By 2020, baseball’s Athletics will be the last professional franchise standing in Oakland.
And the A’s wasted no time noting that fact in the minutes after the Raiders’ move to Las Vegas was finalized.
It so happened the club had a rally planned to mark one week until Opening Day, but the proceedings took on a different feel in the wake of the Oakland Raiders receiving their ticket to ride out of town.
Incoming club president Dave Kaval joined Mayor Libby Schaaf, A’s mascot Stomper and other dignitaries on the roof of Oakland City Hall, raising an A’s flag above the city and tweeting it all with the hashtag #RootedinOakland, a reminder the club has zeroed in on the city as a permanent site for a new stadium.
That process probably got much simpler with the Raiders’ move.
The pair have shared the Oakland Coliseum – with its various corporate-branded pseudonyms – since the Raiders returned from Los Angeles in 1995 . It has been an uneasy marriage – the Raider return required the construction of “Mt. Davis,” a massive wall of seats to ensure the Coliseum met NFL attendance requirements.
But it also effectively ruined the Coliseum as a baseball park and saddled the city and county with crippling debt. In fact, as of late 2016, both entities owed $95 million to pay off debt related to expanding the Coliseum for the Raiders. That debt has significantly hampered the city’s ability and motivation to cut new stadium deals for either the A’s or Raiders.

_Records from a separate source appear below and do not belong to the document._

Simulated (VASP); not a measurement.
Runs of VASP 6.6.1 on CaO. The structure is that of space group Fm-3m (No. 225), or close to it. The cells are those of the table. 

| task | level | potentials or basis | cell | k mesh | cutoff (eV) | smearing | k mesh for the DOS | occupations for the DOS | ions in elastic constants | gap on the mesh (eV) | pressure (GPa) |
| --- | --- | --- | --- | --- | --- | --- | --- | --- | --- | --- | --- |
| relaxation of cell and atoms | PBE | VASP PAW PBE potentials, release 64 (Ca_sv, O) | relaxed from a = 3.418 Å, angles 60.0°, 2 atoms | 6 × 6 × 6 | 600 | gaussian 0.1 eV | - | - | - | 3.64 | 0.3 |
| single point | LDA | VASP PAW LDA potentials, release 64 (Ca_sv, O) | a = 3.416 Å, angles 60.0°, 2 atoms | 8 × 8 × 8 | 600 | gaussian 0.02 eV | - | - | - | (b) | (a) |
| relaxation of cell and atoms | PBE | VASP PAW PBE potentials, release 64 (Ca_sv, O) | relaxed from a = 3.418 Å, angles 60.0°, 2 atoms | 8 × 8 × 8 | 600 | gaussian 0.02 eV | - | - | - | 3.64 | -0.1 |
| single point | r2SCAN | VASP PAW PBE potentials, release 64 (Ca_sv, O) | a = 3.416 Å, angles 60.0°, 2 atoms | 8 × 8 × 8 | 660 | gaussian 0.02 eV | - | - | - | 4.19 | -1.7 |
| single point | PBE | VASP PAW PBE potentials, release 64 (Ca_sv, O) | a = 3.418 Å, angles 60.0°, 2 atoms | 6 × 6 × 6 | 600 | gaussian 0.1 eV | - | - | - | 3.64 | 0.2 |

Now, however, the A’s will be the only tenant at the Coliseum – and the lone team in the city once the Golden State Warriors move across the Bay to the $1 billion Chase Center; the Warriors are scheduled to open play in San Francisco for the 2019-20 NBA season.
Little wonder, then, that the A’s and Oakland found themselves in a warm embrace on Monday afternoon. Kaval represents the club’s new leadership, as he was appointed team president in November, when the club forced out previous owner Lew Wolff.
It was Wolff who ultimately felt a move to San Jose was the lone viable option for the A’s, but a territorial fight with San Francisco’s Giants were among the many reasons that did not come off. Kaval and his cabal, then, can throw around #RootedInOakland with some shred of credibility.
And now, he and the A’s have the town all to themselves – to rebuild at the Coliseum or three other sites he laid out in a February meeting with the team.